Beginning in 1961, Charles was the chief financial officer for Singer Sewing Machine in Brazil where we lived for several years.  Eventually, after a job stateside with Drew Chemical Company, my father moved to St. Croix in the US Virgin Islands in 1969 where he and Marjorie lived.  In St. Croix, my father became a certified public accountant and opened his own business, which flourished.  After my mother died in 1979, he remained in St. Croix for several more years.

Charles remarried in 1983, and he and his wife Georgia (Cox) lived in Kansas City, MO. Shortly after her passing in 1997, he moved closer to most of his children when he moved to Carleton Willard, and we always looked forward to our visits together.

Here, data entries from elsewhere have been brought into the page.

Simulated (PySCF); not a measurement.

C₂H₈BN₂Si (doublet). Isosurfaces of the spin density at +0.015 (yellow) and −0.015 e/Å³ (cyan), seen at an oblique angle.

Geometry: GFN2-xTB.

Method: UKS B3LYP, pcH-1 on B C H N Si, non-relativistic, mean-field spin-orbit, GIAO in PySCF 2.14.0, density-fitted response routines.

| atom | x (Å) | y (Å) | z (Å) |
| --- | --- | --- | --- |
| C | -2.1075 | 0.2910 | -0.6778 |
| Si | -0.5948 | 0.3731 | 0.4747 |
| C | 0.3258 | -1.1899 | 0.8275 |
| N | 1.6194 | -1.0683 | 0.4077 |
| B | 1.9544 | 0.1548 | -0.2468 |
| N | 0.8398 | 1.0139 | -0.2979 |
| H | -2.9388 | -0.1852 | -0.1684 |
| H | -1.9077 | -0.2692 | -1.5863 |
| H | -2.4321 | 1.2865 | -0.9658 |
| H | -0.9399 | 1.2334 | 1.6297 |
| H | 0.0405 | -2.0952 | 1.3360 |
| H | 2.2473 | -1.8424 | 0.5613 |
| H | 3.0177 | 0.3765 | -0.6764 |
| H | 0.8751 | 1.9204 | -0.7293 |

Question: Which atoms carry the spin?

This story would not be complete without saying a few words about going with my father to his Amherst Reunions.  He first asked me to accompany him for his 60th in 1994.  I was immediately struck by the welcoming nature of his Class, and being part of their activities and their remembering was an experience I will always treasure.  Their perspective, singing, and clear pride in Amherst made me proud to be associated with them.  My father and I returned for his 65th Reunion, which was understandably much less well-attended. When I brought him back for his 70th Reunion, he was apparently the only member of his Class in attendance. But his sixtieth was the most special, and I count myself lucky to have been a part of it.

My father is survived by his two brothers, five children, seven grandchildren with an eighth grandchild having predeceased him, and fourteen great grandchildren. He had a long and productive life. He loved golf, and earned three holes-in-one during his career.  But, most of all he loved his family.  We miss him.